How to check whether a language is regular or not? Say I have a given expression like $L_1\{a^n\mid n\ge0\}$ $L_2\{b^n\mid n\ge 0\}$
Then what is the procedure of checking weather L1.L2 is regular or not?
 A: Firstly, I will tell you how to check whether a given language is regular or not. 
As there are no specific algorithms to do that,it comes by practice and experience.
But the given flowchart can make your life easier for tackling this type of problems:
Flow Chart For Checking Whether A Given Language Is Regular or Not
Now according to the flowchart, you can see that the language L1 and L2 are not finite because there is no upper bound on $n$, but it doesn't implies that the language is not regular, you need to further check whether memory is required by the given language or not, so for the language L1 and L2, memory is not required. So if memory is not required, you need to find some pattern in the language such you can use that pattern in designing the Finite Automata (FA).
So, in both the languages L1 and L2 the length of the string is in AP.
For L1; $$ a^n,n>=0 $$ $ a^0,a^1,a^2,.....,a^n$ forms an AP in terms of the length of the string. Same case for L2 (just replace $a$ by $b$).
As there is a pattern in the language L1 and L2, we can write the regular expressions for L1 and L2:
Regular Expression for $ L1=a^*$ and for $L2=b^*$.

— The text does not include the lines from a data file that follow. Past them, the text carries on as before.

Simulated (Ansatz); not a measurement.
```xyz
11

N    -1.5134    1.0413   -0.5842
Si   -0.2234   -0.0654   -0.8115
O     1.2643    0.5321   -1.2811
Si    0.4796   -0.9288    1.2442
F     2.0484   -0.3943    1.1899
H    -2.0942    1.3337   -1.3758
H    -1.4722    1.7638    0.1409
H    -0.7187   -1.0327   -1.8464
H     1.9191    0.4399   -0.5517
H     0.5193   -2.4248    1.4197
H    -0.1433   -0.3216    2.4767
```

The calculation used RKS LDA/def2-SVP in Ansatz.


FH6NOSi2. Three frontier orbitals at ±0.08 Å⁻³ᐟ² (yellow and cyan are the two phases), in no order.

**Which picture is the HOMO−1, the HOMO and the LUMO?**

**If we are able to write a regualr expression for the given language then we can design the FA.
Therfore the two languages L1 & L2 are both regular language because you can write a regular expression for them which implies you can design the finite automata to accept the strings generated by the language.
Now, your question is what if we concatenate (L1.L2) the strings generated by L1 with strings generated by L2 means strings generated by L2 must follow string generated by L1.
$$L=\{a^nb^n | n>=0\}$$
Eg. of the strings generated by this language is :$$\epsilon,ab,aabb,aaabbb,...$$
You can see from the example that number of b's $=$ number of a's and b's must follow a's.
You cannot design a regular expression and FA for this langauge because you need extra memory to check whether the number of b's $=$ number of a's or not, and the memory which you required is a stack.
For E.g, Suppose you want to check whether $aabb$ belongs to L or not.
What you will do is,you push all the $a's$ into the stack and for every $b$ you encounter,you will pop out an $a$ from the stack. At the end of the string if the stack is empty means, 
number of $a's$ $=$ number of $b's$ $=>$ string will be accpeted by the given language L.
**For your knowledge, this language L=L1.L2 is an example of context free language and the automata needed for context free language is known as a Push Down Automata=Finite Automata + 1 stack.